MLK DB DC & DD

Annual holiday today, MLK birthday and I remember when he was assassinated. Stationed in Washington, DC and living in a rented house on Wakefield Chapel Road just off Route 236 outside the Beltway, we had bought a small travel trailer and were at a campsite up in the BlueRidge. I can’t visualize that we would have had a TV up there, so must have been following the news on radio. Would it have been Walter Cronkite? I don’t remember. 

My duty station was in the Navy Annex looking east over at the Pentagon and north across the Potomac to the District, and what I do remember in following days is a skyline of flames as enraged mobs torched parts of the city, and heavy smoke both rising into the sky and hovering over the city. It doesn’t “all come back to me now,” what it does is remind me of my Navy days from start to finish, mainly as always destroyer duty which was the best part of my twenty years, and the two shore duty tours in Washington, nearly ten years apart and leaving me with totally different memories. 

Seems to me Dr. King was the same age as Dietrich Bonhoeffer, both of them 39 when murdered, I was thinking of Bonhoeffer yesterday as we read Call Stories in the Bible. Students all over America will be reading transcripts or listening to recordings of MLK's “I have a dream” speech on the Mall in Washington, I remember listening to it in class with my middle school students at Holy Nativity Episcopal School eight or ten years ago. The mind wanders, and one of many memories is Resurrection City, the enormous tent city that went up on the Mall by the old Main Navy Building, that was during our first tour in Washington. The second tour is more or less a blur, mostly less.
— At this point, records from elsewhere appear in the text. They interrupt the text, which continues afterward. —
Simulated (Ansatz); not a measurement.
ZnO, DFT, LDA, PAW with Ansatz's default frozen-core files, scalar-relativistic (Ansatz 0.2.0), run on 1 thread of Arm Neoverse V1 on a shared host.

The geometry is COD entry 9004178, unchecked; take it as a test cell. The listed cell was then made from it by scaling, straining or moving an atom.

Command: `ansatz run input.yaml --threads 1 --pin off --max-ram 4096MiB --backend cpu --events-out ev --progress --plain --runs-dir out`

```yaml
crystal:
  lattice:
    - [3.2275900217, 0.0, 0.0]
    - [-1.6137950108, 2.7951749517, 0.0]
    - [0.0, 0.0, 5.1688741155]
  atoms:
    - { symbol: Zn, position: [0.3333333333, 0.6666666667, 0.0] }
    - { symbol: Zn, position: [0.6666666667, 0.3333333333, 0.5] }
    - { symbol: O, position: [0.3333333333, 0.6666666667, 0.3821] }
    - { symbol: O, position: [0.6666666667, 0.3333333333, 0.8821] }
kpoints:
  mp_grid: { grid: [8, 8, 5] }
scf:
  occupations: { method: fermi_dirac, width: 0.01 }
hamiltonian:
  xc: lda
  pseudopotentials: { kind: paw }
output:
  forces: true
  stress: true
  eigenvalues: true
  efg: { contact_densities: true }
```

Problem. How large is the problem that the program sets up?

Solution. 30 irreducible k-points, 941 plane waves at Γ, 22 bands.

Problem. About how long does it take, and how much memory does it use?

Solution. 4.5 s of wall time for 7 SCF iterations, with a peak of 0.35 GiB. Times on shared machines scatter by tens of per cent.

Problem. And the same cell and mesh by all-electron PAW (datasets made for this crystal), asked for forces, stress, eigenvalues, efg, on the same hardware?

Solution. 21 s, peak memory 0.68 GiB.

Earlier this morning I was clearing my desktop of seldom used icons. Came across and read again a destroyer story by a retired Navy captain whose destroyer experience was different from but contemporary with my own, and bringing all that back. http://www.navyhistory.org/2013/10/fletcher-class-destroyers-my-experience-1950s/  His was west coast, mine east coast. What pops into mind at the moment is my first day at sea in a Navy destroyer. It was in 1958 for sea trials after the ship finished overhaul at Portsmouth (VA) Naval Shipyard. How the pier moved back and forth as I walked down it dizzily at the end of the day and marvelled that now I had my sea legs I had lost my land legs. Stepping on a heavy cable as I made my way off the pier, because the old Chief Petty Officer who had taught our engineering class at OCS had told us always to step on a cable, never over a cable because if the cable suddenly goes taut it’s better to be thrown thirty feet into the air than to be cut in two. 

My Navy experience anymore is watching that small craft making its morning way from the Navy base across the Bay out the channel in front of me and through the pass for a busy day at sea, then back into port late afternoon. Green going out to play. Red Right Returning.